Reviews

Marriage Story

It’s been forty years since we had a really good custody film. Oh, there have been good films in that span where custody was a topic, like Mrs. Doubtfire and Noah Baumbach’s own The Squid and the Whale. Yet, precious few films, and even fewer quality films –and none since Kramer vs. Kramer– have actually gone into depth about the Hellscape that is fighting for the right to ignore your children.

Quick to get all its smiles out of the way early on, Marriage Story begins with Charlie (Adam Driver) and Nicole (Scarlett Johansson) each with a laundry list professing what they love about the other person. The lists are thoughtful, the kind of bullet point love letters widows and widowers recite at eulogies. Novice film goers will swoon; veteran film goers cringe. When you begin a film with a wedding, you’re waiting for a divorce. Sure enough, the dueling montage of “awwww” cuts to a scene in the office of marriage counselor. Charlie and Nicole are splitting up.

Once upon a time, Nicole was a potential Phoebe Cates, a rising actress known primary for a topless scene in a teen comedy. While in Manhattan, Phoe B sees a play by the Broadway directorial version of a starlet. As a director, Charlie, too, was a rising star, and before long, Nicole became a fixture in his life and playhouse … never to be heard from again. That’s all expositional backstory. In the moment, he’s a respected off-Broadway director, and she just landed a part in a TV show pilot. Their lives are now on opposite coasts.

He wants NYC; she wants El Lay. That all is fine except for the fact that in the interim, they had a child, Henry (Azhy Robertson). And both parents want Henry on their coast. Remember that part where they talked about all the things they loved about one another? They both recognized the other as competitive. The montage at the outset illustrated the point twice (once for each parent) in comic fashion over a Monopoly board. But now, this ain’t Monopoly and they aren’t, unfortunately, playing with Monopoly money.

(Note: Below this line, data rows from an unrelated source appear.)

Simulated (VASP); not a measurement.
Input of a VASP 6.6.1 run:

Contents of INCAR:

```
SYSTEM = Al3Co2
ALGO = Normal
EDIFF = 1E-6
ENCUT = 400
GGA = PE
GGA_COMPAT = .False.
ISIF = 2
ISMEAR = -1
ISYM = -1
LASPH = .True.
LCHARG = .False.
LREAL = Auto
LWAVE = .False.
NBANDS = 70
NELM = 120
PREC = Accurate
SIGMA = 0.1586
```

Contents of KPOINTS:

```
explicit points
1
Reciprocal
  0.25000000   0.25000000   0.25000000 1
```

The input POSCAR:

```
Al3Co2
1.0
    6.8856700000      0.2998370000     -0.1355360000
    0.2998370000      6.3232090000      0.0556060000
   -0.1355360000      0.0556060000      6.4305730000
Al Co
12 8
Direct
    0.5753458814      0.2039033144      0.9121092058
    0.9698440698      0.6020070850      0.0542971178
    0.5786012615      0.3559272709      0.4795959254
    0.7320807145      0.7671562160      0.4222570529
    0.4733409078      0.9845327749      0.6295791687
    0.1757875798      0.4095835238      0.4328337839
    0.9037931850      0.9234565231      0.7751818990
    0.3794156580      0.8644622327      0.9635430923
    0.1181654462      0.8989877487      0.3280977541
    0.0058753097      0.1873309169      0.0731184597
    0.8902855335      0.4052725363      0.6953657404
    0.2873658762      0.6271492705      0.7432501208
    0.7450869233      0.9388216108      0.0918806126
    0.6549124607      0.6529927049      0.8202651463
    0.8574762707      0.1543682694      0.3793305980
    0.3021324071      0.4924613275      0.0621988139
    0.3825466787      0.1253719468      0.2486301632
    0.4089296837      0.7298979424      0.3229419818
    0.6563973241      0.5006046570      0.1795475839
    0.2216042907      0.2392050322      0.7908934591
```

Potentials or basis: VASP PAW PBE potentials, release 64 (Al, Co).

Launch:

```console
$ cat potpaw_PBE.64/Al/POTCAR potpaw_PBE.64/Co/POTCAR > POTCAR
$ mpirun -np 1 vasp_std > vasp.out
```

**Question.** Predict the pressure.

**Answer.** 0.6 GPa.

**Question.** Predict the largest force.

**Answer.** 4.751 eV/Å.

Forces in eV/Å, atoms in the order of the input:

While the story remained focused on Nicole and Charlie, I was 100% with it. Couples break up. Nice couples. People you can imagine being. And perhaps for little other reason than, “you don’t see me.” Charlie is a good guy who took Nicole for granted; Nicole never made it clear that NYC was simply a rest stop on her way to something bigger. It’s all too common and sad, and Noah Baumbach has captured the essence of a nice couple dealing with being real people splitting up. And then the lawyers show up. Laura Dern, Alan Alda, and Ray Liotta take turns sullying the ground and uglifying the film. It’s a necessary step in demonstrating that, perhaps, there is no such thing as an amicable divorce, and yet Marriage Story becomes a genuine turn off when it becomes a lawyer battle.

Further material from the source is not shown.